With the world’s third largest natural gas reserves, many know Qatar as one largest global exporters of LNG and a major energy powerhouse with political influencer throughout the Arab world and beyond.

Many are also aware that as a key ally, Qatar hosts the largest U.S. military base in the Persian Gulf – and the vital, forward headquarters of U.S. Central Command –- the command and control center for all U.S. military forces and operations in the region.

Equally significant, Qatar, arguably more than any other nation in the Middle East, has the deepest experience and most extensive significant contacts with almost all of the players on all sides of these challenges.

Join the Council for a discussion on the unique and potentially crucial role Qatar may play in negotiating or diffusing various dangerous conflicts in the Middle East with: Former U.S. Ambassador to Qatar Chase Untermeyer; Baker Institute Fellow for Middle East Energy Jim Krane; and Baker Institute Fellow for the Middle East Kristian Coates Ulrichsen.

Featured Speaker: Chase Untermeyer

Chase Untermeyer

Chase Untermeyer has held positions at all four levels of government – local, state, national, and international — over a period of more than 40 years, with work in journalism, academia, and business as well.

He was born in New Jersey but came to Houston at the age of two. He is a 1968 graduate of Harvard College with honors in government. During the Vietnam War, he served as an officer in the US Navy aboard a Pacific Fleet destroyer and as aide to the commander of US naval forces in the Philippines.
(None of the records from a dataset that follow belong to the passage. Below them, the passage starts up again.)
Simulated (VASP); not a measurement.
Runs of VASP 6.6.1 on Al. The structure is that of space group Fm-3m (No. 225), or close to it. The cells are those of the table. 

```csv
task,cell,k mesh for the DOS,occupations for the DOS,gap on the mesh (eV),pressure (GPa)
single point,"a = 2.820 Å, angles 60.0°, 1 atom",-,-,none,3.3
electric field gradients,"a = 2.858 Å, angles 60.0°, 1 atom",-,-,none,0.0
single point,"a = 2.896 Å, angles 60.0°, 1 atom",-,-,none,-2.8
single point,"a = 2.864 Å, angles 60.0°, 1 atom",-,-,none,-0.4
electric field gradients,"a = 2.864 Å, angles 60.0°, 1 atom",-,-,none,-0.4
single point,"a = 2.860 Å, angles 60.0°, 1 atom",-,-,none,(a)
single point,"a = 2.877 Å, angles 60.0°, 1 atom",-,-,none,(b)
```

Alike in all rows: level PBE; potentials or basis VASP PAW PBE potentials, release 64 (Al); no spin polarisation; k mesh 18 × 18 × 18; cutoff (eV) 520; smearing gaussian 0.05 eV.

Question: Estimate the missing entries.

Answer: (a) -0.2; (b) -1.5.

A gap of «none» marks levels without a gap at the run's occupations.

Returning to Houston, Mr. Untermeyer was a political reporter for the Houston Chronicle and executive assistant to the county judge (chief executive) of Harris County, Texas. In 1976, he was elected as a Republican to the first of two terms as a member of the Texas House of Representatives from a district on the west side of Houston.

Mr. Untermeyer resigned his seat to go to Washington in 1981 as executive assistant to then-Vice President Bush. In 1984, President Ronald Reagan appointed him Assistant Secretary of the Navy for Manpower and Reserve Affairs. During the first Bush Administration, he was assistant to the President for presidential personnel and director of the Voice of America.

From 2004 to 2007, he served as United States ambassador to the State of Qatar, on appointment of President George W. Bush. He is currently professor of practice at the Hobby School of Public Affairs at the University of Houston and ambassador-in-residence in the history department at Texas Tech University.

He is the author of three volumes of diary-based memoirs of the Reagan-Bush era, When Things Went RightInside Reagan’s Navy, and Zenith: In the White House with George HW Bush. He has also published How Important People Act: Behaving Yourself in Public.

He is married to the former Diana Cumming Kendrick of Sheridan, Wyoming, whom he met in the White House. Their daughter Ellyson, a 2016 graduate of Stanford University, works at Founders Fund.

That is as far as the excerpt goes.